I'm shopping for my first set of all-around ice tools; I used a friend's pair of Cassin X-all mountain last season and really liked how they performed, even up to WI5. I'm overall interested in getting into winter mountaineering and alpine climbing, while also being able to join friends for a trip to the ice park to climb up to WI5. I'm debating between the Cassin X-all mountains or the Petzl Quarks - which do you think are better for an all-around tool? (also open to additional recommendations)

coldfinger · · Unknown Hometown · Joined Oct 2010 · Points: 55

If you get Quarks--and they are GREAT tools--ditch the hammer and adze and get pick weights.

Eric and Lucie · · Boulder, CO · Joined Oct 2004 · Points: 140
coldfinger wrote: If you get Quarks--and they are GREAT tools--ditch the hammer and adze and get pick weights.

Good luck in the alpine without an adze or hammer (pitons are still essential protection on iced rock)...

Nick Sweeney · · Spokane, WA · Joined Jun 2013 · Points: 987

Nomics.

Kevin Mcbride · · Canmore AB · Joined Jan 2017 · Points: 505

I have 4 sets of tools but the one I used the most is by far my BD cobras. I do pretty much all pure ice and mixed routes under M8 on them, in addition to all my alpine climbing. 

jdejace · · New England · Joined Sep 2013 · Points: 5

Of those two I think Quarks offer a bit more versatility overall - they take pick weights for cold/hard ice, the picks are interchangeable with other Petzl tools when you inevitably decide you want more. No better way to decide than to swing both, I'm sure you'll find some people who favor one or the other.

If I could own one set of tools it'd be Nomics (or something similar) personally - I'd compromise to have the better tool for steep stuff. Technical tools all suck in cane mode (though I'm curious about the new Quark with that pommel that flips out of the way) and for self arrest - nothing replaces a true mountaineering axe for easy snow slopes. The Nomics arguably dagger better (angle of shaft keeps your hands out of the snow) and they're not that bad on easy ice. I gave my Quarks to a friend. They're perfectly fine tools, I just didn't find myself using them much after I got the Nomics.

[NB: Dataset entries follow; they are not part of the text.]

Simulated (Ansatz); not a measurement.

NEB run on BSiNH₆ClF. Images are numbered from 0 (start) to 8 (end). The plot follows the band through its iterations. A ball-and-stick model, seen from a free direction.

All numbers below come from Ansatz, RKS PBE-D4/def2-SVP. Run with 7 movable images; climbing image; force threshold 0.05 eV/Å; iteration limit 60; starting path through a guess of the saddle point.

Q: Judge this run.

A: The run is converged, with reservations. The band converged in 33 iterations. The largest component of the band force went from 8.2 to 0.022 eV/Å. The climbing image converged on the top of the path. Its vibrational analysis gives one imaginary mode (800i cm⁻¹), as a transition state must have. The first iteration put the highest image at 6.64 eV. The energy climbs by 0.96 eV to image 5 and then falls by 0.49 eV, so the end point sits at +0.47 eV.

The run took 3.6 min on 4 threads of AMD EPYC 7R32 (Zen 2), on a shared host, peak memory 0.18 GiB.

I don't know if you just happen to be a strong climber and were leading grade 5 on borrowed tools your first season, but presuming we're talking about top roping picked out WI5 at Ouray, I'd expect it to feel a lot harder on lead - you might appreciate a big comfy grip more in the future.

Tommy B · · Lunenburg · Joined Apr 2018 · Points: 5

X-all’s, gear express had them heavily discounted too.
 

Zach L · · Northern Vermont · Joined Oct 2012 · Points: 10

i climbed on all mountains for several seasons. led 4+ and followed 5+ with them. they work on steep ice but the handle is not as nice to hang from and the geometry is not as conducive to real steep ice. they are great all around tools that can add a hammer, adze, and spike options to make it alpine worthy. while most all around tools can climb harder than you ever will, the ease of use for hard ice/drytooling improves with the bigger grip and curvature of the x dream/ergonomic type tool. even the nomics are pretty tame these days compared with the ergo and x dream geometry. quarks and x alls can climb alpine ice to 3-4 bulges and even 5+ vertical ice. they can also manage as a mountain tool but have limitations. which means limitations on a lot of uses but passable, whereas x dreams/ergos are insane on steep ice, but minuses everywhere else. which is why we all have quiver of tools - from a single traditional style piolet, to sumtecs or gulleys for pure alpine and mountain use, to x alls/quarks for a mountain tool/technical tool combo, then your radical drytool/steep ice machine.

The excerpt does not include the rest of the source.